Fabulous .. so pleased I read it .. thanks for telling us about it .. Hilary
Thanks, Hilary - actually, as I looked at the photos, I thought, this place is even more incredible than I thought it was at the time. And it was a happy, amazed afternoon. I can only think of one equally beautifully placed site, Simeon Stylites's place in northern Syria mentioned above. And that was special because we saw not a soul the whole time we were there, only wild rabbits.
Hi David .. I need to spend some time at your blog - not something I have much of right now ..
I hope the Syrian one survives - can't believe how many buildings, temple etc have been destroyed in recent years.
Your photos are way better than those on Wikipedia!!!!!!!!?????!!?!?
Both places must be stunning - they certainly look it .. those mosaics are to 'die for' ..
thanks for replying so quickly .. cheers Hilary
PS Many of my readers would love your blog and info .. if you have leanings in getting more readers etc .. ?

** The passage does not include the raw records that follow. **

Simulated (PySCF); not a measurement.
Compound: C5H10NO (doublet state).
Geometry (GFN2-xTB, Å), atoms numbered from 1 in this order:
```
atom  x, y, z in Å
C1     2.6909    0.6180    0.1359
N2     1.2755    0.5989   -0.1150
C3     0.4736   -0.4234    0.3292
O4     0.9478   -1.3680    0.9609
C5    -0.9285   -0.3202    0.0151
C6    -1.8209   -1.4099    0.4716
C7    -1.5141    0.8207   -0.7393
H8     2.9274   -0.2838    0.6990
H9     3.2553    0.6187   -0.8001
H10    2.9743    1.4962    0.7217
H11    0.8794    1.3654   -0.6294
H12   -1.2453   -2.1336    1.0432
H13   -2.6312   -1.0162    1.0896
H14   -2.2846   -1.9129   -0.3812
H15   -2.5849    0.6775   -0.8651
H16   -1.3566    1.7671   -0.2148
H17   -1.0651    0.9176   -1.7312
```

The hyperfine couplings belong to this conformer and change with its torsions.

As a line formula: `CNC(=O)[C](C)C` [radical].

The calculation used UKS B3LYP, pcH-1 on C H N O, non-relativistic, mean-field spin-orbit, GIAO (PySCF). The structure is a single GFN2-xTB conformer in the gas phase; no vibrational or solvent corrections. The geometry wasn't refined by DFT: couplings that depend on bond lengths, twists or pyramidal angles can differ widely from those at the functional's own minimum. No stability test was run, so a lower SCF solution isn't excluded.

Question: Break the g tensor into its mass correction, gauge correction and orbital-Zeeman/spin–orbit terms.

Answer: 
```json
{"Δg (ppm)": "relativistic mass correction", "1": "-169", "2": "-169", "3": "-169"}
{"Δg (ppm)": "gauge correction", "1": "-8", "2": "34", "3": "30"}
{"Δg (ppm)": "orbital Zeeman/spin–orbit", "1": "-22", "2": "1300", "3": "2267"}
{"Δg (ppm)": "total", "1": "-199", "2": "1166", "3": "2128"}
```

And compliments again, with a 'whatever', if that doesn't sound too rude. I know there are bloggers who go a-hunting punters, and while I won't pretend I don't like a bit of extra attention, I don't go out with the aid of Facebook or Twitter; life's too short.
The motto has to be 'let those find it who will'. A little extra help always welcome.
What a beautiful place. The mosaics are stunning. Of course, I love the stork in the nest, as well. (And a propos of that, on your comment over at RA--I did wonder myself if I got it right on the heron, though I think it's the most likely bet. I don't think storks are found in my area, though I don't know for sure. As you say of storks, I was amazed, on seeing and photographing herons at closer range, how they, too, had a "pterodactyllic appearance.") But, as I said, this is all an aside to your gorgeously illustrated post. Morocco, it appears, must go on to my travel list--though not before I finish your Prokofiev book, which I'm quite enjoying, by the by, though I wish a I had a keyboard on which to play out the score excerpts!
I think I ought to apologise for doubting your blue heron - that's my own insecurity when it comes to birdspotting. Looked at photos and suspect the feet are the giveaway. So not a stork. Could have done with your shutter-speed for the flights of storks, white birds with black feet etc all day over Meknes.
We're lucky to have herons by the score along the Thames now. And there was one in Regent's Park on Sunday, quite impassive to all the squawking of angry ducks around it.
What a gorgeous place. Thank you for giving us such a beautiful glimpse of it. Seems the stork has the most commanding view of all!
Thought this was deja vu - then realise Google must have wiped a host of comments which were there before. All this during the crises when this part of the site wasn't available (just as well I've been away again or I'd have been tearing my hair out at lack of access).